Decline of the Western Oil Majors


"Western oil majors at competitive disadvantage in emerging markets."

The Chinese response, or lack thereof, to the U.S. request to embargo Sudanese crude oil continues to point out the challenges that major oil companies based in the EU and the U.S. have competing against Chinese, Indian and other Asian oil companies. In general, the Asian oil companies do not follow the same political or environmental rules as the major Western oil companies. What effect could this have on the Western oil majors over the next 10 years? Will the Western oil majors remain independent? Will they merge with national oil companies? Or, will they merge with their Asian competitors?

Maintaining growth is challenging for major oil companies based in the EU and U.S. because the domestic European and North American markets are mature. In some cases, such as the ban on offshore drilling in the U.S., exploring new opportunities is even restricted. Conversely, Chinese, Indian and other Asian oil companies are less sensitive to politics or to the environment, which enables them to dominate emerging markets. Because of the competitive disadvantage in emerging markets, the long-term outlook for the Western oil majors is uncertain.
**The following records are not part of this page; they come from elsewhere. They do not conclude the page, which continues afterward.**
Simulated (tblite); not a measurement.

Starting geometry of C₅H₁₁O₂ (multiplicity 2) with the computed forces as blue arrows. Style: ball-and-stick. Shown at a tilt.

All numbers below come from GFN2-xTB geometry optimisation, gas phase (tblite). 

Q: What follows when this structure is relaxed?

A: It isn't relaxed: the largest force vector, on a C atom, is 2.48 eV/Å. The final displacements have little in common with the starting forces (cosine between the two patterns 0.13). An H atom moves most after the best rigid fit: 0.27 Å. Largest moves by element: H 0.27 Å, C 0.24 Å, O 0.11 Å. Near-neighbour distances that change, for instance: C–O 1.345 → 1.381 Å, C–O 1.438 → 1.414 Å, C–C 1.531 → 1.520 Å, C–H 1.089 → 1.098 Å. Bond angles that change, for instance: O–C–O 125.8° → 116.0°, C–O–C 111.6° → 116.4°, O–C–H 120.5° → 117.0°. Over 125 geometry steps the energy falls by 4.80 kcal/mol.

The Chinese government has taken an economic interest in Sudan, despite the Darfur conflict. Sudan is currently producing 400,000 barrels of oil per day (bopd) and has the potential to produce over a million bopd. But, the Western oil majors are not able to compete in this emerging market because of political pressure from the EU and the U.S. governments.

In Brazil, China and India, government regulations control the expanding oil products markets. Even though they are slowly evolving toward market-based pricing, Western oil companies cannot compete profitably in these markets because of the government subsidies and the price controls.